The US dollar’s rally and the drop in equity prices continue to be in the spotlight. The New Zealand NZD Business Confidence survey and Australian retail sales are two important readings to be watched during the Asian session. Later, attention will turn to Spain’s and Germany’s early September inflation data. The consumer and business confidence numbers for the Eurozone will also be made public. Weekly Jobless Claims and a fresh estimate of Q2 GDP are two noteworthy US announcements.
Economic Data
Contrary to predictions of a 0.5% decrease, economic statistics released on Wednesday showed a surprising 0.2% growth in durable goods orders for August. The weekly Jobless Claims report, the third adjustment of Q2 GDP statistics, and data on pending home sales are among the data releases scheduled for Thursday.
Estimates for third quarter corporate spending will rise as core capital goods shipments increase and durable goods orders surpass expectations. However, the data becomes far less interesting after accounting for a sharp increase in defence spending as well as sharp downward adjustments.
Key Development
The US Dollar Index increased by 0.45%, making it the fourth day in a row that it has increased. It also reached its highest closing level since November. Positive US data, higher Treasury yields, and market-wide risk aversion all contributed to the dollar’s gain.
At 4.60%, the 10-year Treasury yield reached its highest level since 2007. At the same time, US markets ended with mixed results, highlighting the general unfavourable mood. The NASDAQ increased by 0.22% while the Dow Jones fell by 0.20 percent.

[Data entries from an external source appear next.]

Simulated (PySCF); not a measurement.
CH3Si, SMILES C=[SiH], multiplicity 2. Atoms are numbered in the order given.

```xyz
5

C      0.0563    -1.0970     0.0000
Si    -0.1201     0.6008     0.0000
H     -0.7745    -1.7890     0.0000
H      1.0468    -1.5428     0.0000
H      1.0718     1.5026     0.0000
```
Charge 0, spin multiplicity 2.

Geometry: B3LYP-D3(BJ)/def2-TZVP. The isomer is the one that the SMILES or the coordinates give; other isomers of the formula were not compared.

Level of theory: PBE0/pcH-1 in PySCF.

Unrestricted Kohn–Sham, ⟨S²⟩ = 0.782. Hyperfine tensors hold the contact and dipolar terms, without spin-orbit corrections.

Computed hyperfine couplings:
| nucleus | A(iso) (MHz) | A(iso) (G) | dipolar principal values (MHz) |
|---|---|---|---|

A level below 1.0500 was reached by the EUR/USD, which had not been seen since January, as its drop quickened. Preliminary Consumer Price Index (CPI) numbers for September are slated for release in Spain and Germany. Spain’s annual inflation rate is predicted to pick up, while Germany’s is predicted to decline significantly. These preliminary inflation rates can have an effect on the markets and are important in determining monetary policy expectations. In addition, Eurostat will present its report on business and consumer sentiment.
The petering out of two more significant base effects—the fuel discount from last summer and the 9-Euro ticket—will cause Germany’s CPI headline and core inflation rates to decline more significantly in September. In this context, economists estimate that the two effects outlined above may have increased year-over-year prints between June and August by up to 34 pp. In particular, a 0.35% mom increase in the headline CPI is expected, which would result in a significant reduction in the yoy rate to “just” 4.6%.
The USD/JPY pair has moved above 149.50 due to the upward momentum brought on by higher rates. The Japanese government may be considering verbal interventions or even more severe measures to combat the weakening of the Japanese Yen now that the 150.00 mark is within approach.
For the sixth day in a row, GBP/USD maintained its negative trend, though the rate of decrease eased. Before bouncing back to 1.2140, the pair hit a low of 1.2110. Despite the market’s apparent risk aversion, the USD/CHF exchange rate increased and topped 0.9200. The Relative Strength Index (RSI) is at a record high of 85.50 on the daily chart.
The risk-off mood had a negative effect on the Australian Dollar (AUD). As long as it is below the 0.6355 level, the AUD/USD pair will continue to see bearish pressure. The price of the pair closed at its lowest level since November. Australia is anticipated to announce a 0.3% increase in retail sales for August on Thursday.
Similar to the US Dollar, the New Zealand Dollar (NZD) fell against it for a second day in a row, although the pair’s price managed to hold above the 0.5900 mark. The New Zealand ANZ Business Confidence survey will be made public on Thursday.
Other major currencies underperformed the Canadian Dollar (CAD), which led to a slight drop in the USD/CAD rate to 1.3500. The Loonie was boosted by the increase in crude oil prices. WTI crude oil’s price increased by 3.50% and surpassed $93.50.
The price of gold, in contrast, fell below $1,900 and plummeted to $1,872, hitting its lowest point since March. Silver dropped 1.25% to $22.40, and now traders are looking to monthly lows and the $22.00 medium-term support.